Probability - How to determine if independent of dependent I have 2 events, $A$ and $B$ which are in a space $S$, such that $P(A')=0.3$, $P(B)=0.5$ and $P(A' \bigcup B')=0.7$.
I need to answer a series of questions based upon this information, but I'm running into a brick wall almost immediately.
Let's say I need to find $P(A \bigcup B)$. As far as I can tell, the formula for this depends on whether it's independent or dependent.
However it's not until the final question that I'm asked whether A and B are independent. Do I not need to know this before I answer any of the previous questions? Where do I even begin here?
 A: Well, you can compute the union with
$$P(A \cup B) = P(A) + P(B) - P(A \cap B).$$
That is, the probability of the whole is the sum of the probabilities of the parts, but dropping the "overlaps" so they are not counted twice.

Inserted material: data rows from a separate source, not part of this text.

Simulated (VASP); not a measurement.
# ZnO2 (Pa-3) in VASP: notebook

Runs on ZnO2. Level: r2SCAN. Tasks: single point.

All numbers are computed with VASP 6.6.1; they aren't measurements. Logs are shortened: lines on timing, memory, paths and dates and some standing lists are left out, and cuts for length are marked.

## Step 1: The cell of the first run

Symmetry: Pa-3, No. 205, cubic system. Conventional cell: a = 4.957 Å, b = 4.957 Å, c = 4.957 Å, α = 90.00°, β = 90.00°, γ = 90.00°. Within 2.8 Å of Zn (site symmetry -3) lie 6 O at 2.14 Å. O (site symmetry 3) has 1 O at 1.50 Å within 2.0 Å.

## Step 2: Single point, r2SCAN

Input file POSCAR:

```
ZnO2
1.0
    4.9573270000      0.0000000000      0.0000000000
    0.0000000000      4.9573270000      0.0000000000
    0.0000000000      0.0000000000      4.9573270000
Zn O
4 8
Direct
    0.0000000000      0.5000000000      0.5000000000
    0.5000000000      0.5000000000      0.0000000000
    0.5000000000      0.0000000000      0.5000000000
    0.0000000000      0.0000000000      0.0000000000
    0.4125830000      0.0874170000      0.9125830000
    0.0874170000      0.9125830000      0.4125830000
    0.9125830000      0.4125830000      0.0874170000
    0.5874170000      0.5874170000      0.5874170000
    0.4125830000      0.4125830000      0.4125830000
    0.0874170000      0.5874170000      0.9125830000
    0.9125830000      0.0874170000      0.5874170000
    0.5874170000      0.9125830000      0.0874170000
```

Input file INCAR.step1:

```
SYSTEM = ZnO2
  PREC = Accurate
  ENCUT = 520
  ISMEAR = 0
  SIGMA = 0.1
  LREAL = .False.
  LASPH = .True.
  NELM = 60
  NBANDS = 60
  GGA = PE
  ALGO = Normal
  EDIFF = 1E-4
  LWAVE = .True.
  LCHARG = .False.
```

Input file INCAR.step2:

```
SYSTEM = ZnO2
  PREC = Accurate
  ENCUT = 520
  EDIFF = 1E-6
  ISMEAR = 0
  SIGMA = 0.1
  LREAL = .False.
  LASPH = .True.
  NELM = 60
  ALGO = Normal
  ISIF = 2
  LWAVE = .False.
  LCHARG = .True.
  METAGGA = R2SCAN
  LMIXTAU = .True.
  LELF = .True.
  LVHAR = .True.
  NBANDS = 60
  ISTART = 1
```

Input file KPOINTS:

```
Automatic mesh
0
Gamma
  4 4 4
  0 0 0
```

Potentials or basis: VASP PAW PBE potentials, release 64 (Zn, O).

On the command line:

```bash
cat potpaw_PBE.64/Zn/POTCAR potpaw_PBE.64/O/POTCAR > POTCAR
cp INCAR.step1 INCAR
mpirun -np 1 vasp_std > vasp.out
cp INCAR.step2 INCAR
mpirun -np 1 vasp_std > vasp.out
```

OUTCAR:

Note that you can get $P(A \cap B)$ from $P(A^c \cup B^c)$, which is the data you are provided with.
A: This kind of problem is often solved quite easily by drawing a picture:

Here $A'$ is the green together with the white, $B$ is the green together with the blue, and $B\,'$ is the red together with the white, so $A'\cup B\,'$ is the green, white and red $-$ i.e., everything except the blue. Since $P(A'\cup B\,')=0.7$, you can immediately conclude that the blue is the other $0.3$, and since the blue is $A\cap B$, we have $P(A\cap B)=0.3$. $P(B)=0.5$, so the green must have probability $0.5-0.3=0.2$; the green is $B\cap A'$, so $P(A'\cap B)=0.2$. 
Now $P(A')=0.3$, and $A'$ is the green together with the white; the green is $0.2$ so the white is $0.3-0.2=0.1$. Thus, $P((A\cup B)')=0.1$. The blue, green, and white now account for $0.3+0.2+0.1=0.6$, so the red must be the remaining $1.0-0.6=0.4$: $P(A\cap B\,')=0.4$. In tabular form:
$$\begin{array}{rl}
\text{Red:}&P(A\cap B\,')=0.4\\
\text{Blue:}&P(A\cap B)=0.3\\
\text{Green:}&P(A'\cap B)=0.2\\
\text{White:}&P((A\cup B)')=0.1
\end{array}$$
Every possible combination of $A,B,A'$, and $B\,'$ is made up of these four pieces, so from them you can get anything.